Biden's digital strategy: an army of influencers
President Biden's not-yet-official bid for re-election will lean on hundreds of social media "influencers" who will tout Biden's record — and soon may have their own briefing room at the White House, Axios has learned.
Why it matters: The move aims to boost Biden's standing among young voters who are crucial to Democrats' success in elections — and to potentially counter former President Trump's massive social media following, if he's the GOP nominee in 2024.
- Biden's digital strategy team will connect with influencers across the nation to target those who may not follow the White House or Democratic Party on social media — or who have tuned out mainstream media altogether.
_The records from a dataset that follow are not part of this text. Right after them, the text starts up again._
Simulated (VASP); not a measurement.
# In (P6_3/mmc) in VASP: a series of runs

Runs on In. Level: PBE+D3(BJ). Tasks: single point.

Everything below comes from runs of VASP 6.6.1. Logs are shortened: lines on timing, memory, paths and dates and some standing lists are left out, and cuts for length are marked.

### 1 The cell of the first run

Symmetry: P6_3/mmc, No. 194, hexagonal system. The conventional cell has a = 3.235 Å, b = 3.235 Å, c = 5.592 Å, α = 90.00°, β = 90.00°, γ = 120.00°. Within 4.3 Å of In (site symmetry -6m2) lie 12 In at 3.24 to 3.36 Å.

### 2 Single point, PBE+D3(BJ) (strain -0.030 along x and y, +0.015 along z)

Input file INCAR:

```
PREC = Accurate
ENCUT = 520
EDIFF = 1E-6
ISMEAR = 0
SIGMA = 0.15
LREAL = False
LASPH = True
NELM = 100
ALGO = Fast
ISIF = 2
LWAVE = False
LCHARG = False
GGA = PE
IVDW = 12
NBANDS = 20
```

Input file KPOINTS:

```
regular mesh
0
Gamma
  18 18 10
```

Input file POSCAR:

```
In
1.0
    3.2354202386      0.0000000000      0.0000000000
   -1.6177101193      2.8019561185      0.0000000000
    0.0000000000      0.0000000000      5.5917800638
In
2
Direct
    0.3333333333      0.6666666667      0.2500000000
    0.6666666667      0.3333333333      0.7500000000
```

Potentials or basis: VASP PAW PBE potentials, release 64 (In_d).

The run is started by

- Four Biden digital staffers are focused on influencers and independent content creators. The staffers officially work for the White House, not Biden's campaign — but reaching young and suburban voters is clearly a priority.
- Young voters (ages 18-29) preferred Biden over Trump by a 26-point margin in 2020, and Democrats over Republicans by 28 points in the 2022 midterms.
- A measure of the importance Team Biden is placing on its digital strategy: Rob Flaherty, who leads the effort, has been named assistant to the president — the same rank as the White House communications director and press secretary.
What they're saying: "We're trying to reach young people, but also moms who use different platforms to get information and climate activists and people whose main way of getting information is digital," said Jen O'Malley Dillon, White House deputy chief of staff.
The details: Hundreds of unpaid, independent content creators have been given access to Biden's White House. They include:
- Harry Sisson, a 20-year-old NYU student who breaks down the day's news on TikTok.
- Vivian Tu, a former trader who discusses financial topics in short clips on TikTok and Instagram.
Zoom in: A dedicated White House briefing space for influencers to meet in person or by remote would be unprecedented — and a sign that the traditional Press Briefing Room no longer would be the administration's only messaging center.
- It also would give some influencers more consistent access to the president.
- "We actually asked the White House, 'When are we going to get press briefing passes?' " said Sisson, who has 660,000 followers on TikTok.
- "They were actually were very responsive to it," he said of administration officials' reaction to the suggestion by some of the two dozen influencers who attended a State of Union watch party the White House.
- The result: The administration is moving toward giving influencers their own briefing room in the White House.
Zoom out: Besides White House invitations, the administration has given influencers opportunities for access to Biden when he goes on the road.
- At the Detroit Auto Show in September 2022, officials invited Daniel Mac — whose 13.8 million followers watch him ask drivers of nice cars what they do for a living — to ask Biden that question.
- "Well I'm married to Jill Biden and I make sure we're making a lot more electric vehicles in America," Biden responded, wearing aviator sunglasses and sitting in the driver's seat of a Cadillac LYRIQ. The video has been seen 38 million times.
- At the same-sex marriage bill signing celebration at the White House December of last year, LGBTQ+ influencers were invited.
What's next: The White House wants to work with influencers who have local audiences when Biden travels to their state — just as its regional team has built relationships with local media outlets.
Reality check: Biden's followings on social media don't compare with Trump's, especially on especially on Youtube and Facebook.
- Biden's strategy is aimed more at platforms favored by younger voters, such as Instagram and TikTok.
The intrigue: The administration is courting support on TikTok even as it has called for the platform to be sold or else risk being banned in the U.S. because of its owner's ties to China's government.
Editor's note: This article has been corrected to clarify content creators' relationship to the White House, and to remove Heather Cox Richardson as one of those creators.